The BMW Group is piloting a new overspray-free painting process that allows several paint colours to be used and designs to be applied without stencils or masking the vehicle.
It says the application method not only increases the degree of individualisation for customers, but also contributes to sustainability by reducing waste and energy consumption.
The technology is being used for the first time on 19 BMW M4 Coupé models, which will soon roll off the production line at the car maker’s Dingolfing plant in Germany with custom two-tone paintwork and M4 identification on the bonnet and tailgate.
The BMW Group developed the new EcoPaintJet Pro application process for waterborne base coats and 2K clear coat in collaboration with mechanical and plant engineering firm Dürr.
In the conventional procedure, paint is atomised by a rotating bell with 35 to 55,000 revolutions per minute and adheres electrostatically to the body.
The new method works without electrostatics, relying instead on jet application. The paint is applied using an orifice plate that enables high edge definition with a variable paint thickness of between one and 50 millimetres, according to BMW. This requires maximum precision from both the robot and application technology.
It also means two different colours of paint can be used, e.g. for a contrasting roof, and stripes and other designs applied – for instance, on the bonnet. The focus of technology and material development was on achieving the maximum range of applications.

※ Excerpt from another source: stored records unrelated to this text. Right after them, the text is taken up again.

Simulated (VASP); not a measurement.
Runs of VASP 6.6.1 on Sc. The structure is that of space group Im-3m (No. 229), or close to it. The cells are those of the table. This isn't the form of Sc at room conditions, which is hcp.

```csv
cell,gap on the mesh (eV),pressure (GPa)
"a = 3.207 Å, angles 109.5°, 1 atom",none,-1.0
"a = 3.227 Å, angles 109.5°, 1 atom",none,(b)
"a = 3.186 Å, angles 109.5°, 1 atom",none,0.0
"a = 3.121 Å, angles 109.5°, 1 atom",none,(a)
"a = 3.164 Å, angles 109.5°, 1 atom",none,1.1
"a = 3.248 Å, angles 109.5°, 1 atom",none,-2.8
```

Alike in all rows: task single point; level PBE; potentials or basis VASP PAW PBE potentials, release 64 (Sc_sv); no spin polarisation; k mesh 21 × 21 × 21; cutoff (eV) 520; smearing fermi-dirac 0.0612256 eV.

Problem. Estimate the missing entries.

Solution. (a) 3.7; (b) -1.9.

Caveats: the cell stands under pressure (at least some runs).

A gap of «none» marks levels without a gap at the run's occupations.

“It will now be possible to paint every exterior component – offering customers virtually limitless options for individualisation,” a representative from the German car maker claims.
They add: “Until now, custom designs like this can only be realised using manual masking. With the new technology, the material and personnel costs this previously entailed will be eliminated, making it possible to realise these options at a lower cost.
“This innovative process also prevents so-called overspray, i.e. excess paint particles, which therefore no longer has to be disposed of.
“A further contribution to sustainable production comes from lower energy consumption: Since paint separation is no longer required, the amount of air needed is also lower.
“At around 7,000 operating hours, this results in energy savings of more than 6,000 megawatt hours and reduces the carbon footprint by nearly 2,000 tonnes per year. Development of innovative paint technology for further series applications will continue.
“With the paintwork for the M4 small series, the BMW Group is testing the possibilities of the new process. These unique vehicles will initially be used in the company’s own fleet. Series introduction of the piloted paint process is scheduled to begin in 2022 in the BMW Group production network.”